As I mentioned in my summary there are many factors that influenced the results of the tests, so I will describe what I observed in each variation, but first a side note on MacOS sleep modes.

MacOS Sleep Modes

All my tests were done on a 2019 MacBook Pro running MacOS Catalina (10.15.7). When you close the lid of a Mac laptop, it enters the safe sleep mode, where the video is turned off and memory content is dumped to disk, but RAM and CPU are still powered, albeit at lower levels.

In this mode Firefox is still operational, DOM updates still happen and, without add-ons, network requests are also made as evidenced by server-side activity.

If the laptop is not plugged in into a power source, after a certain time threshold (which depends on your battery level), MacOS will enter standby mode, which completely shuts down everything, including RAM and CPU. At this point no activity is logged in the server anymore and DOM updates stop happening. When the computer wakes back up, the output messages have a time gap, and Firefox resumes as if nothing happened.
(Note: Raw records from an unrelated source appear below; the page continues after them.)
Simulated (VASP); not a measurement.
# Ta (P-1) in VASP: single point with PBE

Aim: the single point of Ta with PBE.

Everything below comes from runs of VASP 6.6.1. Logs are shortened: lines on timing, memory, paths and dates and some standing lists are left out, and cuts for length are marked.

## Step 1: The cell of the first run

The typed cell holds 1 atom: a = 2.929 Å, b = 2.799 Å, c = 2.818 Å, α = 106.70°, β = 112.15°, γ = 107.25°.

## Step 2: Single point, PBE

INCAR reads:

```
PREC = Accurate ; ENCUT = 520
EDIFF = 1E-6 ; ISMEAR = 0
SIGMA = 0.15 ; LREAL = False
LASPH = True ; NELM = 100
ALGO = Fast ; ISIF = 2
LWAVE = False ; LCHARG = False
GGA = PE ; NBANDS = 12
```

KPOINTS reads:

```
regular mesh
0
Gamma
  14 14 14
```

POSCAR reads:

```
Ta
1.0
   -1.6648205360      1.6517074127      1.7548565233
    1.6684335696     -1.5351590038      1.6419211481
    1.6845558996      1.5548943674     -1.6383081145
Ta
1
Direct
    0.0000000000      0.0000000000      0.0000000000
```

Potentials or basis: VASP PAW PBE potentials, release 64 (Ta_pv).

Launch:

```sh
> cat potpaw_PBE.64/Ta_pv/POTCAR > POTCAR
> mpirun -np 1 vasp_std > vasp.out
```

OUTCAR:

For my tests I reduced the threshold to trigger standby mode to 0.

Test 1: Firefox in "Safe Mode", AC power.

Everything worked and requests and DOM updates kept happening even when the laptop lid was closed. You can see in this image the the page was being updated and, from the profiler, requests were also being completed at the same regular interval.

Test 2: Firefox in "Safe Mode", Battery power.

Things start just like before and some requests and DOM updates still happen for a few seconds before the computer enters standby mode (I have artificially lowered the standby threshold to 0 trigger it more quickly).

The page output shows the same result as before for a while, but then, in the highlighted area, the messages stops, which is when standby starts. The server logs also show no activity for this period. Once the lid is opened, the messages start showing again.

The profile tracing shows a similar pattern, but also an interesting result, which is that calls to detectportal.firefox.com/success.txt also present the "catching up" network behaviour that we we'll see when add-ons are enabled.

Test 3: Firefox with add-ons, AC power.

This is the normal operation tests, where add-ons are enabled and the computer is plugged-in to power. The requests cease as soon as the lid is closed, but, as we can see in the page screenshot, DOM updates still happen.

When the computer wakes up again, this is when trouble happens. All of the requests that didn't complete while the lid was closed are executed at once, as evidenced by the profiler.

Most of the requests are stuck in "Waiting for socket thread", so maybe a fix would be to set a timeout on this?

Test 4: Firefox with add-ons, Battery power.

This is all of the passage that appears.